CEEHE Equity Ambassador Announced

Tuesday, 15 March 2016

Dr Liam Phelan will join the Centre of Excellence for Equity in Higher Education (CEEHE) as our fourth Equity Ambassador.

Picture of Liam Phelan

Current CEEHE Equity Ambassadors include Dr Tamara Blakemore, Associate Professor Maree Gruppetta and Dr Sara Motta.

With a background across environmental justice and human rights campaigns, Dr Phelan is keen to help broaden and further discourses that promote equitable access to higher education.

We caught up with Liam to ask what he will be focusing on for the year ahead.

Have you always had a particular interest in equity? Do you think CEEHE has created a needed space for research and practice to take place around issues of equity in higher education?

I have had an interest in social justice as long as I can remember. Most of my working life has been about justice in various forms too. Equity and education is an area that is as important as it is challenging. And yes, I do think CEEHE has created a needed space for pushing forwards – and outwards – on equity research and practice. It’s been thrilling, frankly, to see the way CEEHE has grown and changed over the past 18 (short) months. It’s an honour to have the chance now to be part of CEEHE’s ongoing evolution.

What will your role as Equity Ambassador involve and enable you to do?

I’m very much looking forward to working together with colleagues – professional staff and academic staff – to broaden and deepen our collective understandings of equity and how to achieve it. A real strength of the Ambassador role is that it provides the space to bring folks together. We already have lots of folks right through UON with significant expertise in the practice and theory of equity, in myriad forms. Bringing folks together means the opportunity to connect with each other, to share good practices with each other, and to generate new knowledge and understandings together too.

What will you be working on this year as Equity Ambassador? What are your goals?

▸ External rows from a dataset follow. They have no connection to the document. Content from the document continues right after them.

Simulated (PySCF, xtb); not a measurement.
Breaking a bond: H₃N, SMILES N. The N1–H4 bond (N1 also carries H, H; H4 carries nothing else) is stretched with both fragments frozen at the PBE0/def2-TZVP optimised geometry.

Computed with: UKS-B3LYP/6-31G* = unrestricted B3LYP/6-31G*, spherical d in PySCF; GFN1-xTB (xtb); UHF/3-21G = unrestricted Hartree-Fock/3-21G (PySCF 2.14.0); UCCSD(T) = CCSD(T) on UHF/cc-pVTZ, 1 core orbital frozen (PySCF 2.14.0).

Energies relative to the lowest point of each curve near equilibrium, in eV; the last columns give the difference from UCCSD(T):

My particular interests in equity and education are grounded in my education practice and research history. First, I’m interested in equity in relation to the online learning mode. This is an increasingly important area, and Dr Cathy Stone’s recently awarded NCSEHE Fellowship on online students’ retention and success is testament to the growing importance of this area. Around two thirds of UON’s postgraduate coursework programs are offered online. And at undergraduate level, we have increasing numbers of online courses included in on-campus programs, and one program offed wholly online (Construction Management), as well as the impetus to make more of the blended learning mode.  Beyond UON, online learning is increasingly common too.

Second, I'm interested in postgraduate students, and the potential benefits – to all students – of broadening equity discourses and practices to include postgrad students.  Folks might be surprised to learn that more than 12% of students in our postgraduate coursework programs have not previously completed an undergraduate degree. For these students therefore, postgraduate education is their introduction to university. And there is a much larger cohort again who have completed a bachelor degree, but some time ago. For these students also, postgrad study is also very unfamiliar. This is an important area in which equity discourses can be expanded into – and it’s an increasingly important area as postgrad qualifications become increasingly common.

Third, I’m interested to explore the role of staff dimensions of equity in higher education. As an institution we make a huge contribution towards supporting first in family students to access uni, and to succeed while they’re here. It’s worth noting that at the same time, we have many professional and academic colleagues here who are themselves first in family. Others again may not have experienced tertiary study for themselves or recognise it as a possibility. I wonder about colleagues’ life and learning experiences, and the contribution those experiences play in bringing to life our enduring commitment to social justice.